Revive Stale Sourdough Bread With One Easy Trick You'll Wish You Knew Sooner

Fresh sourdough is a bit of a temperamental food. Sometimes it feels like it goes stale in the blink of an eye, turning from perfectly soft to dry overnight and writing off all your delicious sandwich plans. This is even more true when it's not a store-bought loaf, as homemade bread tends to expire faster. However, the next time this happens, don't give up on your lunch plans quite so soon — there is an easy fix that can bring your sourdough loaf back to life in minutes. And it requires nothing but some running water and heat.

This may sound a bit off the wall, but to restore your bread, you need to wet the loaf with water. That's right — give the loaf a dunk under the faucet to dampen the exterior. From there, throw the wet bread straight into a hot oven for around eight to 12 minutes, depending on the size. Some advice online suggests you wet the base of the loaf, some say the top, others say to wrap it in aluminum foil — but the trick I learnt from bakers themselves was to wet the whole loaf and put it straight into the oven as it is. I ran a sandwich business for four years, and we worked exclusively with a sourdough bakery, so you better believe all those daily bread deliveries added up fast. Leftover loaves were inevitable (and honestly, one of the perks of the job), and this was how I was taught from the bakers themselves to bring older sourdough back to life.

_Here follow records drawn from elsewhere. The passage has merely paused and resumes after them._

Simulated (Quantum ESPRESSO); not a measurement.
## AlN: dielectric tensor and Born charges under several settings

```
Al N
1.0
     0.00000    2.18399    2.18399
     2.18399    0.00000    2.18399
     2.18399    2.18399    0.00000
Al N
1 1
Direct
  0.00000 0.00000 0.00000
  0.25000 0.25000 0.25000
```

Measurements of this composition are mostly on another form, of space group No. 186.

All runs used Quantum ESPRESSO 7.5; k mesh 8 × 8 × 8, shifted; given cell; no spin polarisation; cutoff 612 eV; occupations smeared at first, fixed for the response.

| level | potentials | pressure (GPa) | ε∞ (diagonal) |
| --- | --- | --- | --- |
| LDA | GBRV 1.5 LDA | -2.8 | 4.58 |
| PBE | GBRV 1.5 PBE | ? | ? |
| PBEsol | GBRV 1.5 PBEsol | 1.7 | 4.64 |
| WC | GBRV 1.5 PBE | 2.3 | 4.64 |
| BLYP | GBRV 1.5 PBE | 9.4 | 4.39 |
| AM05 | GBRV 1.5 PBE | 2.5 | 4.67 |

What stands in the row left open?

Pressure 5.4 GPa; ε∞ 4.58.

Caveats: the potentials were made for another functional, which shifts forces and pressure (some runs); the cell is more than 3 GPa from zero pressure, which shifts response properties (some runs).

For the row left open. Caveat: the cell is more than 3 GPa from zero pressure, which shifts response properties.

How this trick actually works

The reason this trick works is because once in the oven, the water will turn into steam and rehydrate the sourdough's interior, bringing it surprisingly close to the fresh and soft loaf it was just a few days before. While the texture won't be the exact same, it's pretty darn close, and the sourdough's signature flavor will also still be intact. Ultimately, however, it should be noted that this little water-and-oven trick works best when the bread still has some life left in it. If your loaf is rock hard and fully dried out, then the small amounts of water that remain won't allow the texture to recover in the same way. And that won't change no mater how much water you douse it in. You still have other options once your sourdough is past the point of no return, but at this point you need to pivot entirely and turn it into the likes of sourdough croutons, a sourdough bread and butter pudding, or sourdough French toast.